"Older brother! Salam Aleikum!" My voice reaches across the small market place to the young Uygur vendor bent smiling over a rack of hot coals and lamb kebabs. I slip in between the cardboard cooler and stand-up grill as though I really have done it a thousand times before and help him fan the grill. He looks a little confused. But he's rolling with it. The Han chinese customers look even more confused. Is it a joke?
As I pick up local accents it's not uncommon for people to mistake me as local. (Not, loco). In Mexico people would ask, "what part of Mexico is Canada in?" In Germany it was, "I used to work with another guy from Albania." Here in China, I always get, "so you're from Xinjiang?" Maybe? It depends who's asking.
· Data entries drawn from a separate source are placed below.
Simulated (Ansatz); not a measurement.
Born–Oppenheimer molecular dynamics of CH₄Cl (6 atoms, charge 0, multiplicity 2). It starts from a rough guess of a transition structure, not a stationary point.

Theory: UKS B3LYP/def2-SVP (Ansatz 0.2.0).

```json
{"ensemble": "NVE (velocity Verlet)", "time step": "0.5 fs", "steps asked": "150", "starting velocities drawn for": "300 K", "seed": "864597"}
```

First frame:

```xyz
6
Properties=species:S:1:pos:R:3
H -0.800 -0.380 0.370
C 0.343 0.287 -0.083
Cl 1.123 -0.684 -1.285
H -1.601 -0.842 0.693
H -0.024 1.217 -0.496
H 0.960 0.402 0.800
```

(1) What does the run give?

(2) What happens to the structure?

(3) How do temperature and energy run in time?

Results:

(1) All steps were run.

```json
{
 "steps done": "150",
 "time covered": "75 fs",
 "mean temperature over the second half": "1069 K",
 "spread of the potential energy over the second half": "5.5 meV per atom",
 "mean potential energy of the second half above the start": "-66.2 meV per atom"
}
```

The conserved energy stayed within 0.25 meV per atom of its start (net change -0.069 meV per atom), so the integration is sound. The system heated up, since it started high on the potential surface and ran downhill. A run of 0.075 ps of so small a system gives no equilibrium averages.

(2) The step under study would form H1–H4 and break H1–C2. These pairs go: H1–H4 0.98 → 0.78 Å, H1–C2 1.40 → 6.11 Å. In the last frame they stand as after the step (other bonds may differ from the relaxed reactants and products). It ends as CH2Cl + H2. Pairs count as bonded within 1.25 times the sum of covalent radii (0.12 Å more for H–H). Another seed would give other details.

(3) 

While haggling over "antiques" in a market once I was given the ugly eye by a shopkeeper who agreed to a lower price only after I convinced her that I'm REALLY NOT Muslim. And that's no compliment to my Mandarin either. China's massive peasant class and struglling education system leaves millions of rural people inefficient in all but their local language or dialect. Unfortunately for them the "ordinary language," Mandarin, doesn't help their plight. The word for culture, civilised, and litterate are all expressed by the same term, Wenhua. The opposite of this is Wenmang, litterally meaning "language blind" or illiterate, but potentially refering to blindness to culture, civility, etc. With language cues such as these it's not surprising that prejudice and stereotyping are very common attitudes here. For the Uygurs from Xinjiang it also doesn't help that they really do have a few bad eggs in the basket. (It's all relative mind you.)
Looking at a map of China you see Xinijang, the country's largest province, hanging on to the NW corner like a big chip of earthenware that's been glued onto the edge of a broken plater. Indeed the local Uygur population, who are proud of their Muslim culture and Turkic language, have been enduring the binding forces of the Han military for decades. No, centuries. Like many regions in China, Xinjiang was semi-independant up until the 1950s when Mao started his broad campaign to unify the nation. There is still a small but strong movement for independance led by a group called the East Turkestan Islamic Movement. In 2002 this group was formally recognised by the Bush administration as an official terrorist organisation with strong ties to Al Qaeda. More than anything it helps the Chinese government talk big and hit hard, while gainning the support of their citizens. These days, regardless of the crime, everybody in China loves to blame a Muslim.
Fortunately for me, I've never met a Muslim I didn't like and Uygur food is one of my favourite cuisines. Combinations of spicy lamb kebabs, hand-pulled noodle soup, frisbee size nan breads, and cold plates of smashed cucumber with garlic, chili, and sesame oil are part of my nutritionist's recommended daily intake. So I have no problem with being accused of an overly discerning palate, a love for fine woolen rugs, or an appreciation for a well groomed mustache. I could even go so far as to say that Xinjiang, is my Brotherland. But I wouldn't want to taken for a, well, you know, ...ist.
It's fun being faux-Mus. A dark eyed, dark curly haired boy with imperfect chinese and an "on-demand" country accent. People must often wonder, "is he a foreign friend? Or a Muslim crook?" So I have fun with it. I throw out my one line greeting to every Muslim person I see. "Salam Aleikum!" Instant friendship. I smile at the Han and tell them I'm from Canada, the honourable homeland of the valiant and brave Norman Bethune. Instant liking. Suddenly it matters to neither group who I am or where I'm from, were all having fun.
By the way, the stache and the white hat in the photo were borrowed from my brother Ali in a quick photoshop session.